2016-06-30
Reprinted with permission from The Jewish Week

Fifty-two percent.

Of all the graphs, statistics and charts associated with the voluminous 1990 National Jewish Population Study, that's the one number that stuck. It referred to the rate of intermarriage in the U.S. over the previous decade. And while demographers debated the accuracy of the number, it sent shockwaves throughout the Jewish community, leading to a major push for outreach and "Jewish continuity" programs around the country geared toward combating assimilation.

How successful have those efforts been? One gauge will be the updated figures on intermarriage, due to be released next week as part of the results of the eagerly anticipated and long-delayed 2000 National Jewish Population Study.

Has the percentage increased or decreased over the last 10 years? Has the apparent inevitability of rising intermarriage rates led to a greater acceptance among American Jewry, and a new fallback position - the attempt to appeal to non-Jewish partners to accept Judaism after marriage? Or have the high rates alarmed the community to the point of more openly and forcefully declaiming intermarriage as a direct threat to Jewish survival in the 21st century?

The so-called outreach vs. inreach debate has gone on for years and it is sure to be renewed when the new statistics are released. No doubt proponents from both sides will find ways to interpret the statistics to strengthen their argument. But whether or not the actual numbers and percentages have changed, it seems clear that American Jewish attitudes have shifted, and not in a positive way. Rather, they reflect a combination of diminished Jewish identity and misguided liberalism, tolerance and universalism.

A generation ago Jewish leaders agreed that intermarriage was harmful to the Jewish people in terms of survival, and harmful to individual Jews who would find that marrying someone from another faith could lead to disharmony and tension within the marriage, and identity confusion for their offspring. With the divorce rate already so high, went the argument, why add to the chances of failure?

Today, liberal rabbis tell me they are no longer comfortable speaking out against intermarriage or even addressing the topic from the pulpit for fear of alienating their congregants, many of whom have intermarried children. And Jewish college students tell me that they are challenged by their peers as being racists if they express a commitment to only marry another Jew.

Such attitudes are not surprising in our increasingly politically correct culture, where the notion of in-marrying may be seen as a rejection of pluralistic values, openness and equality.

Now comes a new book, "Why Marry Jewish?" (Targum/Feldheim Publishing), that makes several direct and compelling arguments for Jews to marry Jews. Written by Doron Kornbluth of Jerusalem, it is geared toward American Jews for whom religious practice and historical ties hold little sway.
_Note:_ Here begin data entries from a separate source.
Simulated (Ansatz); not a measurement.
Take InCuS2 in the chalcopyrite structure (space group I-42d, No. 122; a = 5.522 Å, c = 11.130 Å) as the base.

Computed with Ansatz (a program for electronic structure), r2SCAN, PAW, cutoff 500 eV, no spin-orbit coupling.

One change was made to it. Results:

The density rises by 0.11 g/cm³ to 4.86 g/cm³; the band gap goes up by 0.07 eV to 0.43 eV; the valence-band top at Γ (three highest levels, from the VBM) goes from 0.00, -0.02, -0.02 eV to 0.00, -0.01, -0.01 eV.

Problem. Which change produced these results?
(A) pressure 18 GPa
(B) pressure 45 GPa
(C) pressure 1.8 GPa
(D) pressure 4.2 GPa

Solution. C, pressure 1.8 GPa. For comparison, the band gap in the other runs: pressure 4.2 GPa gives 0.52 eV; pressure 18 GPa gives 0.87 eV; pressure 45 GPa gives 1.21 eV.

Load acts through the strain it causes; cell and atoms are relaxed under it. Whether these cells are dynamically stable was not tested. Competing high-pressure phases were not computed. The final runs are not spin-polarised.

Holding back on the emotional appeal, Kornbluth focuses on personal happiness and trots out various statistics and surveys to show that intermarried couples report less marital contentment and have significantly higher levels of divorce due to the added stress of not having common backgrounds, goals and values. He also notes that Jews in their 20s are at a lifetime low point for Jewish involvement, often unaware that their interest will increase in coming decades, particularly if they become parents. Children of intermarriage, no matter whether they are raised to embrace one religion, both or neither, tend to lack a sense of identity and belonging and often suffer from a lack of family closeness, Kornbluth writes.

In the second half of the 180-page book, he emphasizes more traditional Jewish angles in the anti-intermarriage argument: the responsibility every Jew has to maintain the survival of an ancient people; the need to foster a strong sense of Jewish identity in the home from childhood to lessen the chances for interfaith dating; and the positive qualities of living an involved Jewish life of "meaning, connections, learning, growth, spirituality, deep rituals and joyful celebrations."

Today, though, there are more and more young Jews who believe they can, in a sense, have it both ways: live Jewish lives and raise Jewish children even if their spouse is not Jewish. Kornbluth makes the case that statistically, that is unlikely.

But as logical as his arguments are, the truth is that there is a world of difference between raising a youngster from childhood in a strong Jewish home and environment and trying to convince a young man or woman who has already fallen in love with a non-Jew that the planned marriage is a mistake. Timing is everything.

I remember my late father, a rabbi in a small town, telling parents it was too late to expect him to do much to dissuade their son or daughter from marrying out when they first came to him after the couple was in love.

If the notion of strongly encouraging our children to marry Jews sounds narrow-minded, old-fashioned or even racist, it is an indication of how much the ideological - as well as numerical - battle has been lost in a generation, and how we misapply the concept of universalism. As Kornbluth notes, it doesn't mean that everyone has to be the same but that people respect each other for who they are, including their differences.

In a community obsessed with our numbers, we need to concentrate more on the quality and content of our Jewish lives rather than just on whether there are more or fewer of us than a decade ago. Unless we have a Jewish heritage, identity and religion worth preserving, it won't matter if we disappear.